Similar remarks can be made about social engineering. When social engineering attacks have a good chance of being successful at stealing the private key, and when the scheme is designed in such a way that ordinary people cannot use it securely, and when the designers know (or should have known) this, I think it is questionable whether jurors will be willing to hold Grandpa responsible, simply because he got screwed by a poorly-designed security system.
Humans vs. computers. Legally, non-repudiation is about the actions of a human. A court is going to be looking for evidence that a human (e.g., Grandpa) assented to the terms of the contract/transaction. The cryptographic schemes cannot achieve that. They can only show that some computer performed some action. Cryptographers like to assume that the computer acts as an agent of the human and the computer's actions can stand in for the human's actions, but this is not a reasonable assumption. For example, malware on the person's computer can apply the private key without the human's consent.

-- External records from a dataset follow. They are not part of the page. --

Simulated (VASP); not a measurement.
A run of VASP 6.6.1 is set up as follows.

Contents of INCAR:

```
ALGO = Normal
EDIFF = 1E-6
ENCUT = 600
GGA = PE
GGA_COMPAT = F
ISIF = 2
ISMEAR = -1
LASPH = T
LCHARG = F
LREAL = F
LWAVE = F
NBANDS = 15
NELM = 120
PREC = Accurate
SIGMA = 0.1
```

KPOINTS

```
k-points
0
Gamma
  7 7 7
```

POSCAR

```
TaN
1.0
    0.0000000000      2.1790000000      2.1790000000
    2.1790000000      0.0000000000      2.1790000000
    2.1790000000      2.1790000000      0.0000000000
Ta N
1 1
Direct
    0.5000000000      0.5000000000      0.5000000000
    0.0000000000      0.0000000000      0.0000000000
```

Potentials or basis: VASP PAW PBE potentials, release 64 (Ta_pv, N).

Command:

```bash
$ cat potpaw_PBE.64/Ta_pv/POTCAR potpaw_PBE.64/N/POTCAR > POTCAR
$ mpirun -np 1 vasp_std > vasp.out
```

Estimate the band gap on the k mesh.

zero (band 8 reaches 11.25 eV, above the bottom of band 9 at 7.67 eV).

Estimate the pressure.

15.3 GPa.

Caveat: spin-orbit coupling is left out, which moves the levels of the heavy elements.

Basically, most of the cryptographic research into non-repudiation schemes has the wrong threat model. It is based on assumptions that we've since discovered are faulty.
If you'd like to learn more, there has been a great deal published on these gaps between what's called "non-repudiation" in the cryptographic literature vs what lawyers would accept as adequate. Here are some example publications where you can read more:
Carl Ellison, Non-repudiation.
Ross Anderson, Liability and Computer Security: Nine Principles.
Brian Gladman, Carl Ellison, and Nicholas Bohm, Digital Signatures, Certificates and Electronic Commerce.
Adrian McCullagh and William Caelli, Non-Repudiation in the Digital Environment.
Michael Roe, Cryptography and Evidence.
Peter Gutmann, Digital Signature Legislation.
Greg Broiles provides a legal perspective on non-repudiation.
Non-repudiation is about having a proof that the announced author really wrote the message -- and such the proof can be verified even without the consent of the said author: the author must not be able to repudiate his message.
This calls for asymmetric cryptography (since verification can be done without the author consent, it cannot use whatever secret keys the author may own), namely digital signatures, which are the tool meant for that.
However, with a digital signature, you have only done half of the work, and that's the easy half. The digital signature does not tell you: "the author is Bob". It tells: "the author is whoever controls the private key associated with this public key". You still must have a way to reliably (in the sense of: in a way acceptable as a proof) link Bob's public key with Bob's identity. This is where certificates come into action. A certificate is a piece of data which contains an identity ("Bob") and a public key, and is signed by a "Certification Authority": the CA, when it signs the certificate, says: "this is the public key owned by that guy". Since the CA uses itself a digital signature, it also falls under the scope of non-repudiation: the certificate "proves" that the public key is Bob's only insofar as the CA is honest and used reliable procedures (e.g. meeting Bob face-to-face with ID card verification) to establish the link between the key and Bob. If the CA fails, the wrong certificate can be used to sue the CA. On a practical point of view, the main interest of the CA is that the certificate can be verified automatically, and knowing a single CA public key is sufficient to validate the millions of certificates that the CA produced. Web browsers do that, when they connect to a HTTPS site: they validate the server's certificate against the "root CA" which are hardcoded in the browser code (or in the operating system). A few dozens of root CA public keys are sufficient to verify the whole Internet.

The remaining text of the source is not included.